Why You Need a Business Plan
If you are seeking to open a new business – either online or in the real world – and you don’t have the capital, you will need to seek help from institutional or individual investors. And the first thing they are going to want to see before they invest a dime in your business is your business plan.
What Is a Business Plan?
The business plan serves two essential functions:
- It provides a blueprint that you can use to build your business
- The business plan explains to investors why your business will be financially successful
What investors want to see is a business plan that presents a model of what your business will look like from its very beginning until it is operating at full capacity. Your business plan should include realistic, attainable objectives. If it includes unrealistic revenue forecasts or is built on a swampy foundation, your business plan won’t fly.
Benefits of a Business Plan
Even if you are going to be your business’ only employee and work out of your home, you still need a business plan. That’s because your business needs a map that leads it where you want it to go.
Although your business plan should be as detailed as possible, the larger and more complicated your business will be, the more detail your business plan will need to include.
You will need to rely on your business plan and reference it frequently both before and after you launch your business, so it’s absolutely necessary that you have everything in place as much as possible from the beginning.
Elements of a Business Plan
Successful business plans have five elements:
Background Information – How and why are you creating this business? Here you will include general information such as what types of products and/or services you will be selling.
Marketing Plan – Explain what type of marketing you plan to use to promote your business, such as paid advertising, social media marketing and direct marketing.
Operational Plan – Indicate how your business will function. Include hours of operation, estimated number of employees, location, and any other relevant operational data.
Financial Plan – This may be the most important part. You need to explain your financial goals and a detailed account of your estimated costs, including payroll, rent, overhead, supplies, raw materials and any other expenditure.
Decision-Making Criteria – In this section, indicate what types of things you are going to consider before moving forward with the plan.
Every business plan is different. There’s not one single template you can use and simply fill in the specific details of your business proposal. When developing your plan, present the information so that anybody can use it as a tool to decide whether or not to proceed with the business.

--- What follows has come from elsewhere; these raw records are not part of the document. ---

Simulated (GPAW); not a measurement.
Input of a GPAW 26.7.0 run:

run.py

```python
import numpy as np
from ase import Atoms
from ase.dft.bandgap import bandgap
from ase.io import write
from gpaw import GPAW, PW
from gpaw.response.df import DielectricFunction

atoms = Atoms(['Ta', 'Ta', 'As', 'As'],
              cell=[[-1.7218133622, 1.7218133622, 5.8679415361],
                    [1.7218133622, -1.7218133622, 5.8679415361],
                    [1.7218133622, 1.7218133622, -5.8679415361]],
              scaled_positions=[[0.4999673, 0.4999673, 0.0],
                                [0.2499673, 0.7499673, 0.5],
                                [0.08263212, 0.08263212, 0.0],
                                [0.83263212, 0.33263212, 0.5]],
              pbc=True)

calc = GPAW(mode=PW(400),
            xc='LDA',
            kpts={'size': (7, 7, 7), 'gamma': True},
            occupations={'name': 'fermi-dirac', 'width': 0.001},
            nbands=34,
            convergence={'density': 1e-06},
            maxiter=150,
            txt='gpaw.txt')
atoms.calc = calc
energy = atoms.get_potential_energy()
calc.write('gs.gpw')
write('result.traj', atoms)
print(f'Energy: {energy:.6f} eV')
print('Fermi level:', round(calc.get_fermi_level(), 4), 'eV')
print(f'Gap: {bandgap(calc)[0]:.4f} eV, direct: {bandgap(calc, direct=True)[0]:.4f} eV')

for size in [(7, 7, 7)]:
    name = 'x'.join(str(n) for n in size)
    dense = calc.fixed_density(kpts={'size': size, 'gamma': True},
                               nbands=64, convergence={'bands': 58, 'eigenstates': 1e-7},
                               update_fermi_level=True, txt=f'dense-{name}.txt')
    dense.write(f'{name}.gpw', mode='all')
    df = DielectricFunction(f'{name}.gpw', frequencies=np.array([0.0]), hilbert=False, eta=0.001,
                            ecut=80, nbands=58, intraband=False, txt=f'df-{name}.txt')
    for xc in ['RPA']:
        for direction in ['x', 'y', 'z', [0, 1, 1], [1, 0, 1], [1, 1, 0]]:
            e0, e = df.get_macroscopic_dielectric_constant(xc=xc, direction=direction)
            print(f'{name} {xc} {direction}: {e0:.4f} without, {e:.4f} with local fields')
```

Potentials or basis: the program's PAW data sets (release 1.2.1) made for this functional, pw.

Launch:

Getting Help with Your Business Plan
If you have a partner, they ca n assist you in developing your business plan. Others who can help you include your accountant, if you have one. In most cases, CPAs have enough experience to identify glaring errors so you can correct them before showing it to anybody else.
Your next stop should be trusted professionals in the same field as yours. While you may not want to hand your business plan to somebody you will be competing against directly, if you have a friend, a former business school professor you are still close with, or a mentor who can give you genuine, helpful advice, see if they would be willing to take a look at your business plan.
When you have as much feedback as you need and have made the necessary changes to your plan so it is as accurate and realistic as possible, you can use it to attract investors. When you present to investors or apply for a business loan, your business plan will serve as the centerpiece of your pitch.